To solve this problem, we can consider the moment of inertia of the remaining disc as the difference between the moment of inertia of the original disc and the moment of inertia of the removed disc.

Moment of Inertia of the Original Disc:
The moment of inertia of a circular disc about an axis perpendicular to its plane and passing through its center is given by the formula:
I = (1/2) * M * R^2
Here, M is the mass of the disc and R is its radius.

In this case, the mass of the original disc is 9M and its radius is R. Therefore, the moment of inertia of the original disc is:
I_original = (1/2) * (9M) * R^2 = 4.5M * R^2

Moment of Inertia of the Removed Disc:
The moment of inertia of a circular disc about an axis perpendicular to its plane and passing through its center is given by the same formula as above:
I = (1/2) * m * r^2
Here, m is the mass of the disc and r is its radius.

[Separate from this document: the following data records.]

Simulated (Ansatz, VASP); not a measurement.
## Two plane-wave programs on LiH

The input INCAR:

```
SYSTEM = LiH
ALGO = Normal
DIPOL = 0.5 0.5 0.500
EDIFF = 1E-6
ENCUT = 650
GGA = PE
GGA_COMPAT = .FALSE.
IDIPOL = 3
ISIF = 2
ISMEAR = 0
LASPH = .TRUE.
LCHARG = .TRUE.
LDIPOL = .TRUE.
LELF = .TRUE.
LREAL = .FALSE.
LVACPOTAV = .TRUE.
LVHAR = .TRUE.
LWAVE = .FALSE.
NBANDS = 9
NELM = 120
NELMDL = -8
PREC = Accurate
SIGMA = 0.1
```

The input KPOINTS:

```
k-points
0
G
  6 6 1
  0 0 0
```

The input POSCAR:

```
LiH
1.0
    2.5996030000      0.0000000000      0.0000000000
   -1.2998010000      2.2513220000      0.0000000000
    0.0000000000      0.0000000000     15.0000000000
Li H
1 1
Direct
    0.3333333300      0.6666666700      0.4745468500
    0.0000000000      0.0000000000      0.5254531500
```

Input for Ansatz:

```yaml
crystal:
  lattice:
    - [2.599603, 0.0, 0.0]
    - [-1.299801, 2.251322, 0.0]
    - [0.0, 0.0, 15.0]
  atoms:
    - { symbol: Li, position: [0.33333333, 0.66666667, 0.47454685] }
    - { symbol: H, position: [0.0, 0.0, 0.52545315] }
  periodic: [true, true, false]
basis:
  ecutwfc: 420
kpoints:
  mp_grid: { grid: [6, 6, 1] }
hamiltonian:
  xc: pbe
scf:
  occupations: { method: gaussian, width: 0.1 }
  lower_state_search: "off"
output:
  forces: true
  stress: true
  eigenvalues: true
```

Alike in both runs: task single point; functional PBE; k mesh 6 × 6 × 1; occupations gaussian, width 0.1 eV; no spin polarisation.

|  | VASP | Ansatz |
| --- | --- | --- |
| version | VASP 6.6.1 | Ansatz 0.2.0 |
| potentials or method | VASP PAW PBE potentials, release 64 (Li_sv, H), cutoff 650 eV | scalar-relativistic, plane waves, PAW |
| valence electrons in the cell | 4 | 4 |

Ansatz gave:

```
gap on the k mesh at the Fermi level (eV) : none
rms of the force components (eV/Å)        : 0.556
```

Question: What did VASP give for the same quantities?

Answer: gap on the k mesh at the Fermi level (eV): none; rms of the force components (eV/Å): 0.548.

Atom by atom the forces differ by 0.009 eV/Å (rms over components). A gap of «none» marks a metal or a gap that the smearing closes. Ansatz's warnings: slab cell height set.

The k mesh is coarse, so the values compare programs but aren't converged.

In this case, the mass of the removed disc is M and its radius is R/3. Therefore, the moment of inertia of the removed disc is:
I_removed = (1/2) * (M) * (R/3)^2 = (1/18) * M * R^2

Moment of Inertia of the Remaining Disc:
The moment of inertia of the remaining disc can be calculated by subtracting the moment of inertia of the removed disc from the moment of inertia of the original disc:
I_remaining = I_original - I_removed
= 4.5M * R^2 - (1/18) * M * R^2
= (81/18) * M * R^2 - (1/18) * M * R^2
= (80/18) * M * R^2
= (40/9) * M * R^2

Therefore, the moment of inertia of the remaining disc about an axis perpendicular to the plane of the disc and passing through O is (40/9) * M * R^2.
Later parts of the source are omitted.